YES
The Iowa City Housing Authority closed the floodgates. It’s about time.
The Housing Authority is no longer accepting applicants for federal housing assistance. The city made a pragmatic choice to cinch the program’s bulbous waist.
The Housing Authority supports 1,214 families with a budget of $5.7 million from the U.S. Department of Housing and Urban Development. But, said Housing Authority Administrator Steven Rackis, there are around 2,400 families on the waiting list, some of whom have been waiting two to five years.
I empathize with people who desperately need to land a place to call home. But the cumbersome assistance programs are inadequately managed and are long overdue for restructuring and internal review.

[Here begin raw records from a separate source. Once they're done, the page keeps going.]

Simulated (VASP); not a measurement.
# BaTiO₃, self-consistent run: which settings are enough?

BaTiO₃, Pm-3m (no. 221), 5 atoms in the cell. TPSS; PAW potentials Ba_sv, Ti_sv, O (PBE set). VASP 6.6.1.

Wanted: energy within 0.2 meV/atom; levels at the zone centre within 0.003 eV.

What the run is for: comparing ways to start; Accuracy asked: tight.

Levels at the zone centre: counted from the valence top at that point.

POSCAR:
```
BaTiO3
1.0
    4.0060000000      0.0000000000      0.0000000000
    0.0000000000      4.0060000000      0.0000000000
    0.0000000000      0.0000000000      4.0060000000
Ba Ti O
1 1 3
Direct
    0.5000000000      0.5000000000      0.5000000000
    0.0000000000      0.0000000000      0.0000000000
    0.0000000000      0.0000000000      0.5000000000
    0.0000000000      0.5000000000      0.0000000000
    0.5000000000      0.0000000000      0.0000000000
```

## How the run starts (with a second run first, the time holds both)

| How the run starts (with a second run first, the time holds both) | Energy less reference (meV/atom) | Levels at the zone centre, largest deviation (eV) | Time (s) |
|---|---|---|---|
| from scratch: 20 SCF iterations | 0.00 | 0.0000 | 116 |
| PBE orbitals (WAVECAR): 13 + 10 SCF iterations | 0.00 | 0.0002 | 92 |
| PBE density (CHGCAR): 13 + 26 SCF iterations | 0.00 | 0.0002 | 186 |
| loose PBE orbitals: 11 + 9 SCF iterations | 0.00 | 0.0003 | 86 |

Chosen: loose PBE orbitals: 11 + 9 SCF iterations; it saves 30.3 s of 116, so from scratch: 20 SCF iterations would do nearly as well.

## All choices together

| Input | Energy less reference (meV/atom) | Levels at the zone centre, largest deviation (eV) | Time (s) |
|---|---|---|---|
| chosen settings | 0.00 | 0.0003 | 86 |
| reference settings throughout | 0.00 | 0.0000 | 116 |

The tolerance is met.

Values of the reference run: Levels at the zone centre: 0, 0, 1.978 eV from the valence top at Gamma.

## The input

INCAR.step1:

Housing Authority officials should give utmost attention to each individual submission instead of constantly facing a barrage of new applications. Much like a traffic jam, local housing-assistance programs are bottlenecks, with a greater inflow than output. Closing the waiting list — even temporarily — provides city officials adequate time and resources to review current applications and decide how to better regulate programs.
I agree with the Housing Authority’s decision to close the housing-assistance waiting list and hope officials will put measurable effort into restructuring Section 8 and public-housing programs.
— by Michael Dale-Stein
NO
Closing the Section 8 housing list may sound like the only option, but the decision brings with it enormous consequences. The waiting list of approximately 2,400 families is long, but having no list at all shows neither progress toward resolving housing troubles or alternate measures to ignite action.
Iowa City’s Housing Authority prioritizes applicants by first placing the elderly, disabled, and people under 18 years of age. This makes a great deal of sense, and one cannot argue with this system. It provides the most basic care and support for those who cannot produce adequate housing for themselves.
However, in certain circumstances in which those guidelines cannot be reached, the local Housing Authority needs to move on to other qualified applicants. I am not suggesting ignoring the most needy people, only that we move the system along to create space for other people.
Furthermore, what message does this send to potential applicants? They hope for the chance to get nearer to that list; now, with no list at all, their hope is greatly diminished. Housing officials have said they do not want to give applicants a false sense of hope because of the long and protracted weight of finding housing.
We do not want to set these people up for failure and misguided promises. But we are putting them at an even greater disadvantage because the process has stalled.